Up until this week I have played around with flight planning just to keep in the game, since the accident. However, this week I am in it for real. As much as I hate to admit it, I feel a bit rusty.
One of the keys to this trip is that it's an overnight only. For Mary and I that limits our window for arrival. We want to arrive early morning so as to take advantage of a full day with our friends. Early arrival also means getting the most bang for the buck with hotels, hangaring the plane, the rental car, and boarding Ziva.
Lets get started...
A first step is checking all TFR's and NOTAM's. We all have our favorites for putting together a flight plan, I really like Foreflight. So, let's start there for the basic plan.
There were multiple options but I like the V1 route the best. Following V1 keeps you close to land. If you look close you may wonder why, if like V1, did I not go over JFK. Good question. With the POTUS TFR's I thought it best to give some room and maybe not have to deal with a reroute from approach, time will tell. Here is a blow up shot of the slight change for JFK.
The Yellow route was the original intended plan but I made the slight change from DIXIE to LOKOE then on to DPK, Deer Park VOR. The overall flight time is two hours and thirty minutes with a few knots tailwind.
Ok, this part I'm solid on. I love to plot a course and work the best flight plan. The fun is trying every possible combination for best fuel prices and balancing out each leg of the flight. This one was really easy, one leg, a non-stop.
On to the weather...
This is where I need to shed some rust. It's true if you don't use it, you will loose it. Foreflight provides all the imagery you will need to flight plan. I still check NOAA and a few other places but the best combined info with easy access has been Foreflight.
The plan is to depart OXB by 7am and arrive at Lawrence LWM around 9:30. We have a hangar secured along with a hotel and rental car.
Above is the Ceiling Height forecast and below is the Visibility Forecast for our approximate arrival time.
Normally I would review the ice levels but for this summertime trip it warrants just a cursory glance. Winds aloft is showing the tailwinds I mentioned and it doesn't look too bad for our return trip. Here are the charts for 24 hours out, at six and nine thousand feet.
Last but not least is the terminal area forecast (TAF). I like to give this a look and I monitor closely right up until launch. I also look at all alternate landing locations that I have planned.
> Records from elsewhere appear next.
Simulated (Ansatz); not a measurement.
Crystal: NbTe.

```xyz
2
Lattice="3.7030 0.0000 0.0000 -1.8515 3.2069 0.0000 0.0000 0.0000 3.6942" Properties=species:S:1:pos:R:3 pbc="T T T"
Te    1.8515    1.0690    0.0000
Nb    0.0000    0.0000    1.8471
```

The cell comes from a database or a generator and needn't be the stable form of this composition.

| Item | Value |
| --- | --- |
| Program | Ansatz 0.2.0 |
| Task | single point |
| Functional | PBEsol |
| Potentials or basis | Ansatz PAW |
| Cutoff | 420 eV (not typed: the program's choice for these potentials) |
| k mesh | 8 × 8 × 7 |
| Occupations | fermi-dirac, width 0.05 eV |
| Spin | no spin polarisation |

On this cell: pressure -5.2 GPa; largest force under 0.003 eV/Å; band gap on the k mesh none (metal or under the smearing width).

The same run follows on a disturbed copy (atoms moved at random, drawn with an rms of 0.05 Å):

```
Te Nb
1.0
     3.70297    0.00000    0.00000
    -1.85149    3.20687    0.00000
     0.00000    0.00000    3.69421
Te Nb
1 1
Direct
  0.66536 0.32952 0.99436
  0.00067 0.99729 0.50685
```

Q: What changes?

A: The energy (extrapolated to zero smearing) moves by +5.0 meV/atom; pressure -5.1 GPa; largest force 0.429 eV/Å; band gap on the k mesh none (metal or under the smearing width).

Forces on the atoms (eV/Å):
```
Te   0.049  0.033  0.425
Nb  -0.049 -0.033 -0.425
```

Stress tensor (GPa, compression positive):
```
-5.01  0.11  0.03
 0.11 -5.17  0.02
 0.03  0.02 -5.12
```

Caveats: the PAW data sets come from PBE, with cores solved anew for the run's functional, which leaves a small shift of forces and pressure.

Looking at the TAF I would normally bump my departure and push the scheduled arrival to sometime after 11am. Whats the big deal, I'm IFR rated, recently passed my IPC, I should be good to go. That doesn't check all the boxes for me, yes, I am current, but NO, I'm not proficient.
I haven't flown in actual since April of 2018. At that time I was a proficient IFR pilot, capable of shooting approaches to minimums without a second thought. Since the accident in June of 18, the only IMC flying I've done is under the foggles for the transition training and IPC. That's just not good enough for me or carrying passengers.
It feels good to review all the wx information and plan my attack on the flight. Sadly, I need to get some actual or a brutal simulated IMC torture session with a CFII.
There will be plenty of opportunities to head north and visit our family and friends. For this mission I'm going to call it a no-go. If for no other reason then just to be safe and not put myself in a potential bad situation. I'm chomping at the bit to get back to where I was with my flying, but, I know it takes time. I now have the ride, I have the right mindset, now I need to focus on the patience to get to where I was with regard to being proficient.